/data-512-a2

Primary LanguageJupyter NotebookMIT LicenseMIT

Data 512 A2

By: Andrew Zhou

Data Sources

This repository uses two data sources.

  1. The Wikipedia politicians by country dataset can be found on Figshare. Download and unzip it to extract the data file, which is called page_data.csv. You can also find the file in my repo at data/page_data.csv.
    Notes: In the case of page_data.csv, the dataset contains some page names that start with the string "Template:". These pages are not Wikipedia articles, and should not be included in your analysis.

  2. The population data is available in CSV format as WPDS_2020_data.csv. This dataset is drawn from the world population data sheet published by the Population Reference Bureau. You can also find the file in my repo at data/WPDS_2020_data - WPDS_2020_data.csv.
    Notes: Similarly, WPDS_2020_data.csv contains some rows that provide cumulative regional population counts, rather than country-level counts. These rows are distinguished by having ALL CAPS values in the 'geography' field (e.g. AFRICA, OCEANIA). These rows won't match the country values in page_data.csv, but you will want to retain them (either in the original file, or a separate file) so that you can report coverage and quality by region in the analysis section.

Article Quality

I obtained article quality in the Wikipedia politicians by country dataset by using a machine learning system called ORES. The article quality estimates are, from best to worst:

FA - Featured article
GA - Good article
B - B-class article
C - C-class article
Start - Start-class article
Stub - Stub-class article

You can obtain these values by using ORES REST API endpoint. You should review the ORES REST documentation. It expects a revision ID, which is the third column in the Wikipedia dataset, a model, which is "articlequality", and context which is "enwiki"

Note: It's possible that you will be unable to get a score for a particular article. You can find a list of articles that did not get a score for me at notebooks/Non-Predicted ORES pages.csv.

Combining the Datasets (Data Processing)

You can find my final dataset in output_files/wp_wpds_politicians_by_country.csv.
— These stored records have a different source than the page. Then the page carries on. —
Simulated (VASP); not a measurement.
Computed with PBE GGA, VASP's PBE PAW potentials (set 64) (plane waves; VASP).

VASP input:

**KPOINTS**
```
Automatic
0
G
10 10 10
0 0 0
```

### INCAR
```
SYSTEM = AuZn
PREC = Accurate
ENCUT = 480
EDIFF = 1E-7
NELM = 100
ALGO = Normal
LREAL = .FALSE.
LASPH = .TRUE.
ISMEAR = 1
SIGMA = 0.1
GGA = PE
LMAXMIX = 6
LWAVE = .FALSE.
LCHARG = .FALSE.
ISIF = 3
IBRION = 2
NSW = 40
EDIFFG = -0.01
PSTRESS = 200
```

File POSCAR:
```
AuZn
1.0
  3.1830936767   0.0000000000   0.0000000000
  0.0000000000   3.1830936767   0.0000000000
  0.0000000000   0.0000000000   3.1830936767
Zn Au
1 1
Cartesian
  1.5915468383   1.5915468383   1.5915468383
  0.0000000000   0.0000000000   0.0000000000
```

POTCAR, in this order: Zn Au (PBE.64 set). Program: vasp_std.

Merge the wikipedia data and population data together. Both have fields containing country names for just that purpose. After merging the data, you'll invariably run into entries which cannot be merged. Either the population dataset does not have an entry for the equivalent Wikipedia country, or vise versa.

Please remove any rows that do not have matching data, and output them to a CSV file called: wp_wpds_countries-no_match.csv
Consolidate the remaining data into a single CSV file called: wp_wpds_politicians_by_country.csv

The final dataset should have the schema:

Column Value
country Country of the article
article_name Name of the article
revision_id Revision ID of the article
article_quality_est. Article quality predicted by ORES
population Population of the country

Notes:

  • article_quality_est. is obtained from the ORES REST API endpoint.
  • population is obtained from world population data sheet published by the Population Reference Bureau.
  • country, article_name, and revision_id are obtained from The Wikipedia politicians by country dataset can be found on Figshare.

Notebook

You can find my notebook here. The notebook contains all my methodology for cleaning, processing, merging, and analysis.

Reflection

  • What biases did you expect to find in the data (before you started working with it), and why?

One of the first things I took notice was the fact that we were using the English Wikipedia. There were so many other wikipedia options, and just by simply choosing the English Wikipedia, we could be introducing unintended bias. It is possible there are a lot of articles that are not in English, since a lot of other countries are likely to use a different language other than English. It is also possible the article quality may be severly skewed due to some articles not having proper english to them, as English is not always a native language to a lot of people.

  • What (potential) sources of bias did you discover in the course of your data processing and analysis?

It was weird for me that we were obtaining article quality through a trained machine learning algorithm. I did not look at machine learning algorithm in depth, but I would like to know how the model classifies article quality. Is there perhaps a better method of obtaining article quality then relying on a machine learning algorithm? There could be bias trained in the machine learning algorithm, and therefore the article quality given by ORES could be bias.

  • Can you think of a realistic data science research situation where using these data (to train a model, perform a hypothesis-driven research, or make business decisions) might create biased or misleading results, due to the inherent gaps and limitations of the data?

I can see that if we used the data without serious modifications to remove sources of bias and limitations, a model that is trained on this data would be extremely bias. If someone was trying to analyze countries with higher proportions of quality articles, the ORES quality and the English wikipedia are likely going to give them skewed results. Their conclusion of which countries produce higher proportions of quality articles would likely be extremely biased and misleading. Another issue, I can see is the proportion of high quality papers to population. This proportion is strongly skewed as well, since there are some countries such as India and China that have extremely high population. Those proportions will make those countries extremely low, and likely not a good metric to be used.